Skip to content

GNoME Database Screening

This notebook demonstrates how to:

  1. Load and preprocess the GNoME database
  2. Remove overlapping materials between GNoME and other databases
  3. Use a pretrained Gradient Boosted Decision Tree (GBDT) classifier to screen candidate materials
  4. Use a pretrained E(3)NN (can be switched to GBDT) regressor to predict band gaps on screened candidates
  5. Save and manage prediction results

The pipeline leverages both compositional and structural features, and focuses on efficient screening and regression of materials properties.

Python
from energy_gnome.dataset import GNoMEDatabase, MPDatabase
from energy_gnome.models import E3NNRegressor, GBDTClassifier
from pathlib import Path

# Change data_dir to reflect your project's folder structure.
# Here, we assume that there are a `notebook`, a `data`, a `models`,
# and a `figures` subfolder in the main project folder.
data_dir = Path(".").resolve().parent / "data"
models_dir = Path(".").resolve().parent / "models"
figures_dir = Path(".").resolve().parent / "figures"

Database creation

Load the GNoME database and allow updates to raw data

Python
gnome_db = GNoMEDatabase(name="gnome", data_dir=data_dir)
gnome_db.allow_raw_update()

print(gnome_db)

Access the raw dataset from GNoME

Python
gnome_db.get_database("raw")

Pulls the raw GNoME materials dataset. As of now, there is still no implementation of the pipeline to download and extract the GNoME database from Google Deepmind's repository.

Python
df = gnome_db.retrieve_materials()

Compares the newly retrieved entries with the existing raw dataset and updates if necessary.

Python
gnome_db.compare_and_update(df, "raw")

Saves CIF files for downstream use. Since the files come zipped, this may take some time.

Python
gnome_db.save_cif_files()

Background Database

We now prepare a background dataset using MP materials, to exclude known materials from GNoME. This is necessary since MP has started including GNoME-originated materials calculated using r2SCAN.

Python
mp_db = MPDatabase(name="mp", data_dir=data_dir)

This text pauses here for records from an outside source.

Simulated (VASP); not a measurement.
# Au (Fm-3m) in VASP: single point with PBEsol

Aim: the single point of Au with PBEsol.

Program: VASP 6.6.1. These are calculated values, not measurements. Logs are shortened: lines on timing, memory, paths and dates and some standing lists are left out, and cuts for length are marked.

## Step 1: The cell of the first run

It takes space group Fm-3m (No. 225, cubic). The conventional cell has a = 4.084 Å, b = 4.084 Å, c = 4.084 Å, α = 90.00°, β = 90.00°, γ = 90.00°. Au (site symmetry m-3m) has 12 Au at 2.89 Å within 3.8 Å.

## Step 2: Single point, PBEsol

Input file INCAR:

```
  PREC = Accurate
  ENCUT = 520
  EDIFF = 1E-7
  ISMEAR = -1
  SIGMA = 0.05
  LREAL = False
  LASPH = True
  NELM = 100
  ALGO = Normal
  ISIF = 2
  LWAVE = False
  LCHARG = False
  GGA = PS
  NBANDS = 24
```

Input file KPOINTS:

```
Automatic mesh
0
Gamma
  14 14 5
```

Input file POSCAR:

Removes materials from GNoME that overlap with the raw MP set.

This avoids label leakage in later ML tasks.

Python
gnome_db.remove_cross_overlap(stage="raw", df=mp_db.get_database("raw"), save_db=True)

print(gnome_db)

Classification Screening

Loads the trained classifier model and screens GNoME entries for potential perovskites.

Python
classifier_model = GBDTClassifier(
    model_name="perovskites_gbdt", models_dir=models_dir, figures_dir=figures_dir
)

classifier_model.load_trained_models()
Python
screened_df = classifier_model.screen(
    db=gnome_db, featurizing_mode="structure", save_processed=True
)

Target Property Prediction

Applies the trained regression model to the positively screened candidates, estimating their \(E_g\) values.

This completes the full screening pipeline.

Python
regressor_model = E3NNRegressor(
    model_name="perov_e3nn",
    target_property="band_gap",
    models_dir=models_dir,
    figures_dir=figures_dir,
)

regressor_model.load_trained_models()
Python
final_df = regressor_model.predict(gnome_db, confidence_threshold=0.5, save_final=True)